Hey Genius, You’re Worrying about the Wrong Deficit

The trade deficit dominates President Trump's attention and by some reports, he has been fixated on this subject since the late 80s when Japan seemingly threatened to take over the world. Clearly that episode did not end well for the Japanese economy, yet Trump has persisted in wailing about unfair trade practices with his main trading partners. To be fair, Trump's ultimate intention is to engineer freer trade is reasonable but is this really worth the risk of igniting a trade war to reset the balance?

Meanwhile there has been surprisingly little comment about the cost of his tax cuts. It may be more correct to consider these not as tax cuts but merely deferred taxation measures. Most of the personal cuts are earmarked to end by 2025 but even for the permanent corporate ones to be sustained, the money needs to come from somewhere. Otherwise it will necessitate cuts to expenditures. Trump reckons that the Laffer Curve will come to his rescue as the greater growth will lift tax revenues, but as this stage of the cycle this appears rather farfetched. Even using the fanciful assumptions in the White House projections, these tax cuts do not become self-funding over the next decade. While Trump believes that his policies will spur economic growth, there are good reasons to suspect that they won't.

Looking at a more independent (and sober) assessment from the Congressional Budget Office, they predict no material increase in the growth rate over the long term. As a result tax cuts will swell the deficit to close to 6% of GDP by 2020 and persist at unhealthy levels thereafter. The Maastricht Treaty, which limits EU deficits to no more than 3%, of GDP puts this into perspective.

 

As I pointed out in one of my first posts, shortfalls in income over expenditure are far more pernicious for individuals than they are for governments. Mathematically, a deficit over the cycle equal to the nominal growth in the economy does not expand the national debt as a percentage of GDP. This provides a useful comfort blanket but will nominal US growth average anything like 6% over the coming decade? What happens if recession strikes? Trump, as with the trade war, is willing to take a massive gamble that this will work despite the perilous outcome if he is proved wrong.
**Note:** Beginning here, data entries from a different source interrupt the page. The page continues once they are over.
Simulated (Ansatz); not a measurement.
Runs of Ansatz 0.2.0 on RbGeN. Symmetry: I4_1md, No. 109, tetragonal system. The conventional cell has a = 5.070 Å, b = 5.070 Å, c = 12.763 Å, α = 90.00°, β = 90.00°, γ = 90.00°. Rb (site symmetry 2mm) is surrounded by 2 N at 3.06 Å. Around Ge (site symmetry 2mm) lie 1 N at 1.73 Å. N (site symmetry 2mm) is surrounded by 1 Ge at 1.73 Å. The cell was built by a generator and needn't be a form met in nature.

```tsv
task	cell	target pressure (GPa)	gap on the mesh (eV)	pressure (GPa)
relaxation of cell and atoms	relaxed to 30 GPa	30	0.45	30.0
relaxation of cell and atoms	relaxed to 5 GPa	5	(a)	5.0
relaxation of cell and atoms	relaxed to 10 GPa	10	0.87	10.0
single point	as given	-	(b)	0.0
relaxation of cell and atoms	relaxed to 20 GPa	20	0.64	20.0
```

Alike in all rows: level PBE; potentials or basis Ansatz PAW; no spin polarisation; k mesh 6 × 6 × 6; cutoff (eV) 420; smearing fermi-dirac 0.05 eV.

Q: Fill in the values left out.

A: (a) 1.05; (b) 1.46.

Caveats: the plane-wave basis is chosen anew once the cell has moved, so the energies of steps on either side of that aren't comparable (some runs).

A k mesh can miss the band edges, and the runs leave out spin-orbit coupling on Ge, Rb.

To bring the deficit back towards the long term average 3% of GDP it will require a 3% structural reduction in the deficit. A 3% reduction in expenditure might sound trivial but let's remember that total government spending is not the same as GDP. US government outlays constitute only around 20% of GDP, the bulk of which is considered "mandatory" spending. This leaves ‘discretionary’ spending to absorb any cuts, and on paper it looks like spending here must be halved in order to bring the deficit to 3%. It is hardly credible that this would happen.

This brings us back to the notion that Trump's trumpeted tax cuts are a mere deferral in taxation. Yet the leap in the US stockmarket at the tail end of last year suggests that the market is assuming that this represents a permanent tax cut. If our fears are proved correct and a future Administration is forced to lift taxation, it must fall either on labour or capital. There must be a significant probability that a large part will fall on the latter. This is a problem for tomorrow but it would be unwise to forget this in any calculation of prospective US returns.